Cape Town - How the upcoming T20 Global League will facilitate transformation in South African cricket has been one of the major concerns in the build-up to the tournament. 

Cricket South Africa (CSA), with government watching closely and expectantly, says it had done all it can at domestic level to speed up the process by introducing targets into matchday XIs across all formats. 

Every time a domestic franchise takes to the field in South Africa, there have to be at least six players of colour in the team, three of whom must be black Africans. 

In addition to that, CSA has introduced targets at provincial and school level while also setting up over 60 Regional Performance Centres (RPCs) and hubs across the country that aim to unearth young, black talent.

The transformation process has clearly been a priority of CSA’s in recent years, and they have had some success with the emergence of players like Kagiso Rabada, Temba Bavuma, Aaron Phangiso, Andile Phehlukwayo, Lungi Ngidi and Eddie Leie breaking into the international set-up.

But the battle is far from won, and outside of Rabada, Bavuma and Phehlukwayo, there are no black cricketers who can be considered regulars for the Proteas while Rabada is the only regular in all three formats.

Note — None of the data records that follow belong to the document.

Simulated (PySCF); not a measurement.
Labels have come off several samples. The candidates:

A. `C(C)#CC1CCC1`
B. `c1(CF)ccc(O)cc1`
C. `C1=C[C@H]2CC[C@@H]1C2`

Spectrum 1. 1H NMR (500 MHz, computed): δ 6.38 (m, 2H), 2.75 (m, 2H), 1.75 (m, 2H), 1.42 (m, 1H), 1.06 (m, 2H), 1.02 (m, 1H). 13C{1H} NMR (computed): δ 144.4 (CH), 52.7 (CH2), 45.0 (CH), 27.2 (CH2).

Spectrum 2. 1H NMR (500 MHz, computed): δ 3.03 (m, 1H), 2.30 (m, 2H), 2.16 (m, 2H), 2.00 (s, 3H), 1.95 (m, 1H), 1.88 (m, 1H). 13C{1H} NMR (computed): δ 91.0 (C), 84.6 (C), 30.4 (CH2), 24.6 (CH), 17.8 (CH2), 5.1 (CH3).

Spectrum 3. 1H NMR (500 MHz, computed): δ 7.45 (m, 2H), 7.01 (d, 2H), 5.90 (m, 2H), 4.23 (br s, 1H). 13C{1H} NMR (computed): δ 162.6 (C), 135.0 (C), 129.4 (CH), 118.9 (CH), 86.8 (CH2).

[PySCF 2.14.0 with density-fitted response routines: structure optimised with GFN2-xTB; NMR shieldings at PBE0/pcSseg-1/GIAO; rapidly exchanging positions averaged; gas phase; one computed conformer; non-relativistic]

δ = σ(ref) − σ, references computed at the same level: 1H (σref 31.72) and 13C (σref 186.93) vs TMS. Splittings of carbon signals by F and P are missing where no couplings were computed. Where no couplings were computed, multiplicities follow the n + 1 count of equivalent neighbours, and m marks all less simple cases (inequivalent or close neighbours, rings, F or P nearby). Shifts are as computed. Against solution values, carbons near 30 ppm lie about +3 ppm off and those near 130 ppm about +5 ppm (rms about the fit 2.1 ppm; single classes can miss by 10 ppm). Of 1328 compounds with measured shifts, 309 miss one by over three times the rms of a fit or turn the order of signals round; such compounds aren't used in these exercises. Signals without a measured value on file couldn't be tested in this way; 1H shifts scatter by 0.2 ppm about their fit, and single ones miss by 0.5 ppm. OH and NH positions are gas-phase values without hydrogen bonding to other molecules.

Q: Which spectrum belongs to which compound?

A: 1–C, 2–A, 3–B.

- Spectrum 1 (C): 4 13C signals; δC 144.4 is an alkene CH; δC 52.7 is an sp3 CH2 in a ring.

All of the above-mentioned players were picked up in Sunday’s T20 Global League draft; a tournament that will be hosted in South Africa, be played by South Africans but will not feature any targets.

Owners and coaches are under no obligation or instruction to pick players of colour, but Lorgat is still pleased with the way Sunday’s draft unfolded.

"We did debate whether we should have targets or not in the teams. We decided not to because our philosophy is to build a bottom-up approach," he explained in Cape Town on Monday.

"It's very pleasing to see that some of the best players are black players selected by people who have got no compulsion to do so but have a reality to put a squad together that is a winning squad. We've got fantastic talent.

"What it says to us is that our programs are working and our competitions are competitive enough to produce the kind of quality players that foreign coaches want. That is where we aim to be and I'm very happy to say that, seemingly, that is where we're getting to."

Lorgat added that the target-driven structures of all other domestic cricket in the country would not be relaxed and that CSA understood that the future of cricket depended on getting black cricketers to the highest level.

"We know that the sustainability of cricket in South Africa in commercial aspects depends on the market, and the market is where the majority is," he said.

"You don't have to be a professor in economics to understand that equation."

The Global League, however, was not the place to be focusing on transformation, Lorgat believed.

"I think the less said about targets and transformation, the better," he said.

"We're not going to relent in our system in terms of developing black players. We believe the talent sits there, we believe the future sits there."